The Party (2017)

Tension fraught deliciousness.

liquid tv afternoons
4 min readApr 17, 2018
Janet

This is a dinner where truths explode & damnation ensues.

What a treat Sally Potter’s -The Party- is!. I love a good dinner party centric film- why like any good meal it entices with the entree and finishes sweetly.

— This is a film charged with tension.

Janet(Kristen Scott- Thomas) has been made the Assitant Minister of Health. She’s a feminisit’s triumph, as her friends do cry, and to celebrate her announcement she’s hosting a dinner party for her closet compatriots, who could easily mask as her enemies.
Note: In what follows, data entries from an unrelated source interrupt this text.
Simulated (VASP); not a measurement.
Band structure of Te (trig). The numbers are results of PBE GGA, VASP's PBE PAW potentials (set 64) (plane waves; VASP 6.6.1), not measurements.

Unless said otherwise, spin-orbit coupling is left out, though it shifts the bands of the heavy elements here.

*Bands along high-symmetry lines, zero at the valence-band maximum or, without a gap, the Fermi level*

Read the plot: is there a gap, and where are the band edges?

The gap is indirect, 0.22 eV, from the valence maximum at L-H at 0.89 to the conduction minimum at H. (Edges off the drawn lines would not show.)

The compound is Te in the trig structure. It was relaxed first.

As they indivudally arrive the air is filled with enticing lies and drama. And we tick down the minutes until altercations with occur.

Bill

The Party- runs at 71 minutes & is bitingly frank.

Each character is flawed by their secrete keeping and we wait in glee to find out each ones hidden wrongs.

Janet flirtatiously liaises with a secret phone companion.

Her husband Bill (Timothy Sprall) is drunk in the dining room.

Friend April (Patricia Clarkson) pretends she wants nothing to do with her liberal, albeit dogmatic, German lover Gottfried(Bruno Ganz).

Newlywed couple Martha (Cherry Jones), and Jinny (Emily Mortimer) seem uncomfortable in each other’s company despite their joyous, slightly intense, pregnant news.

Meanwhile Tom( Cillian Murphy), who everyone seems to forget is there, oddly fades into the background without the copmpany of his wife Mariann, who is the dinner party’s common link. Instead he takes his uncomfortableness straight to the bathroom where he can play with his gun and be overcome by coked up sweatiness .

Yes this dinner party is built on Jenga like lies and we watch eagerly as Janet pretends she believes her friends well wishes and congratulations.

The black and white imagery heightens the tense atmosphere.

While the disciplined running length ensures no guest outstays their welcome.

The film is like sharp satires of old . It provides well time objectives while leaving room for fertile imagination.

At it’s heart The Party is a social comment on the falseness of our established friendships. We may pretend to enjoy each other’s company and respectively need others in our lives, but the external hour or so of insight into other’s private worlds illustrates just have false friendships do become. Potter just does so in a way which is continuously humourous.

BUT people be warned the quick jibes offered throughout do not go unnoticed.

Everyone is flawed in Potter’s film, and quite rightly so given our social structures and human nature. This is a quick film but a good one and one I implore you to watch.

It is satirical, relevant and I promise you you’ll have a least one chuckle throughout watching it.

I give it 85/100 ‘You’re a first class lesbian and a second rate thinker’ yes these are the comments one should expect from their friends.

Highlights:

  1. The simply narrative which conveys real life moments.
  2. The convention of someones joy always be taken by another’s pain.
  3. The fallible nature of friendships.

Lowlights:

  1. I would have loved the ending to be slightly more played out or at least paused at the finish.
  2. Martha and Jilly had no chemistry and it made little sense how/why they were continued to be together.